The coin of the realm in Category Management with most chains is “Units per store per week,” with little regard to gross margin contribution or appeal to the profitable segment of customers they are trying to attract. Non Partner Vendors are pretty much ignored when trying to offer a rationale to keep their products active. “The decision has already been made” is the typical response. Well, this opens an opportunity for smaller chains and Independents who are truly Consumer Centric and who will slowly peel away those Premium Customers. Pareto’s Law will eventually reduce the mix to high volume, low margin items which are vulnerable to “Cherry Pickers,” customers seeking differentiation will migrate and category AGP goes into the tank.

Don Delzell
Don Delzell
14 years ago

I agree that SKU rationalization, in some form, is an integral and vital part of CM. As others have noted, any tool is only as good as the skill with which it is applied, and the appropriateness of the task to the tool feature set. This applies to SKURAT in this way:

1. At what level is the rationalization being done? Chain, region, district, store? The lower you go in that chain, the better the results from a store sales perspective. And the “worse” you do in actually reducing overall SKU count. In fact, SKURAT performed at the store level, combined with any real commitment to local market assortments, usually has minimal impact on the total corporate SKU count…hence being a failure.
2. What are the criteria being used in determining inclusion/exclusion? Is it simply SKU contribution? Or has the analysis been expanded to include the overall market basket size when that SKU is purchased? A more sophisticated metric is a form of adjusted ranking, in which the “value” of the SKU is a combination of the simple GMROI PLUS the differential for market basket value compared to the average.
3. To what extent are strategic positioning values being included in the inclusion decision? As has been noted, some SKUs are included in a mix because they provide competitive differentiation, support marketing/branding statements, or contribute to enhanced customer perceptions about the store.
4. To what extent are tactical positioning values being included in the decision? Some products exist in an assortment to accentuate the value proposition of other items within a mix. Or to validate the price ladder above or below them. A professionally executed private-label item increases in velocity when supported by a “generic” private-label item which is insufficiently lower in price to steal share. The “good” private label appears to have greater value because of the existence of the “generic.”

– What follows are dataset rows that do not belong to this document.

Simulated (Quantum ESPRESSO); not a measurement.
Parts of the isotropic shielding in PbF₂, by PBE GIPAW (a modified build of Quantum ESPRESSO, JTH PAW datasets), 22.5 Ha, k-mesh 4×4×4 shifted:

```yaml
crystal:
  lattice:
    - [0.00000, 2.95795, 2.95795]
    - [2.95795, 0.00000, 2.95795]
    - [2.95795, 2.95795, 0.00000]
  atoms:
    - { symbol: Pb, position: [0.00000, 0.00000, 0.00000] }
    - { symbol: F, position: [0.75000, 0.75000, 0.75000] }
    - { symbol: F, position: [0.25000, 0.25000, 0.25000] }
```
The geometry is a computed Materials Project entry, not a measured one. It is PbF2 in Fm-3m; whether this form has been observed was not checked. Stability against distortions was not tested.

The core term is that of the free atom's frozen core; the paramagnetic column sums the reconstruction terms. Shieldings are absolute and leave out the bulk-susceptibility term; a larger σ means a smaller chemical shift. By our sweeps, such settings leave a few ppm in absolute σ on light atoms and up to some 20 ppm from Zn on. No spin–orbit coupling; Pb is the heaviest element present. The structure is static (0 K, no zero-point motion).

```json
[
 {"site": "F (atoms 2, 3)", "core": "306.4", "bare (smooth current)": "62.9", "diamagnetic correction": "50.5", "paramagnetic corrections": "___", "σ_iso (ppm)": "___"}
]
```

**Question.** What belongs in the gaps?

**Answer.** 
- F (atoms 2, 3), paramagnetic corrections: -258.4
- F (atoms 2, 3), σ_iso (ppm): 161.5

I have seen SKURAT performed in countless retailers countless times. Rarely have I seen it approached with a holistic vision and a best practices set of criteria which includes all relevant variables. Is Kroger doing it “right”? Who knows?

Ben Sprecher
Ben Sprecher
14 years ago

Done right, SKU rationalization reduces out-of-stocks and overhead throughout the supply chain without driving away customers–but it must be done right.

There are many challenges along the way. As a foundation, you need shopper-level purchase data (not just basket-level) so that you can analyze *who* is buying which products, not just how much of each product is sold. Taking the now over-used example of the can of creamed eel–it’s not enough to know that you sold 4 of them last quarter, you need to know who bought them. It may be that your most valuable shoppers are the ones buying the eel.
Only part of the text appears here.